New steps to reduce oil consumption: Two weekly off days, petrol pumps to close on Fridays

ISLAMABAD, Sept 7: Faced with the highest ever current account and fiscal deficits, the government is expected to announce two weekly off days and closure of petrol pumps for one day in a week to reduce oil consumption.

β€œAn announcement about five-day week and closure of petrol pumps for one day is expected this week,” a senior government official told Dawn on Sunday.

The federal cabinet in a recent meeting decided to take steps to curtail consumption in transport and power sectors, but deferred the announcement till after the presidential election.

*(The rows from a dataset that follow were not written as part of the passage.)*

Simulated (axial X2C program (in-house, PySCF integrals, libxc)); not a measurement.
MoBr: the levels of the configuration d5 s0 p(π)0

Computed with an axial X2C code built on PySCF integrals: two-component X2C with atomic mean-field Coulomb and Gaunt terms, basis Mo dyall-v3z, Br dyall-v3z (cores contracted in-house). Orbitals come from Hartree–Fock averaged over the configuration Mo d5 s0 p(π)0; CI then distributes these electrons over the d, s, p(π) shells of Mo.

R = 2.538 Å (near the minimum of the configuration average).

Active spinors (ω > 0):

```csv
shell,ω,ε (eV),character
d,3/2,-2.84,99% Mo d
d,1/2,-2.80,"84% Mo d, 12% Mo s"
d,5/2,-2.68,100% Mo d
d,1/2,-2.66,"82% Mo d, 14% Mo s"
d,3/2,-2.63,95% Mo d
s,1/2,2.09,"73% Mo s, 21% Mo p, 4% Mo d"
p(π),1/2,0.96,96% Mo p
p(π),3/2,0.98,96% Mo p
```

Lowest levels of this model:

According to the decision, Saturday and Sunday will be off days while petroleum products will not be sold on Fridays.

The oil import bill, which surged to $11.38 billion or almost 30 per cent of total imports of about $40 billion in 2007-08, was more than 55 per cent higher than $7.33 billion a year ago, mainly because of higher international prices and increased consumption.

The Economy Monitoring Committee, headed by Finance Minister Syed Naveed Qamar, had directed the petroleum ministry to suggest ways of curtailing oil consumption. Among other things, the ministry proposed two steps -- five weekdays and closing petrol pumps for a day, which could reduce oil consumption by almost 20 per cent, the ministry said.

The last PPP government had also introduced two weekly holidays but the move was soon reversed because it resulted in higher than usual fuel consumption and government employees started taking three off days.

It was witnessed that people moved out of the cities and towns where they worked to enjoy longer weekends. Therefore, the concept of stopping petroleum sales on Fridays is being introduced to discourage the trend.

As a result of record international prices and higher consumption, the government had to pay $4 billion (Rs270 billion) more on oil imports in 2007-08 than in the previous year. The import of petroleum products showed a 65 per cent increase to $6.158 billion from $3.73 billion, while crude imports surged by 45 per cent to $5.22 billion from $3.6 billion in 2006-07.

The consumption of petroleum products went up by about 19 per cent to 10 million tons from 8.6 million tons, while crude imports surged by 5.2 per cent to 8.6 million tons from 8.2 million tons in 2006-07.

The fiscal deficit reached 7.7 per cent of GDP or Rs777 billion against the budgeted target of 4.2 per cent of Rs398 billion. The current account deficit, too, set a new record at almost $16 billion last year with no respite in the initial two months of the current fiscal year.

The government had estimated the oil import bill to stay at $8.8 billion in 2007-08, but it had to pay about $2.6 billion (Rs170 billion) more because the estimates had been based on an expected international crude price of $70 per barrel.

Petroleum emerged as the largest contributor to the total import of $39.97 billion in 2007-08, followed by machinery imports at $7.4 billion, which was 10.32 per cent higher than $6.7 billion of 2006-07.

The government increased duties on more than 250 items last month to discourage import of non-essential products. The opening of letters of credit is also subject to 100 per cent cash margin to discourage importers from unjustified flight of capital. The two measures are estimated to save about $1 billion.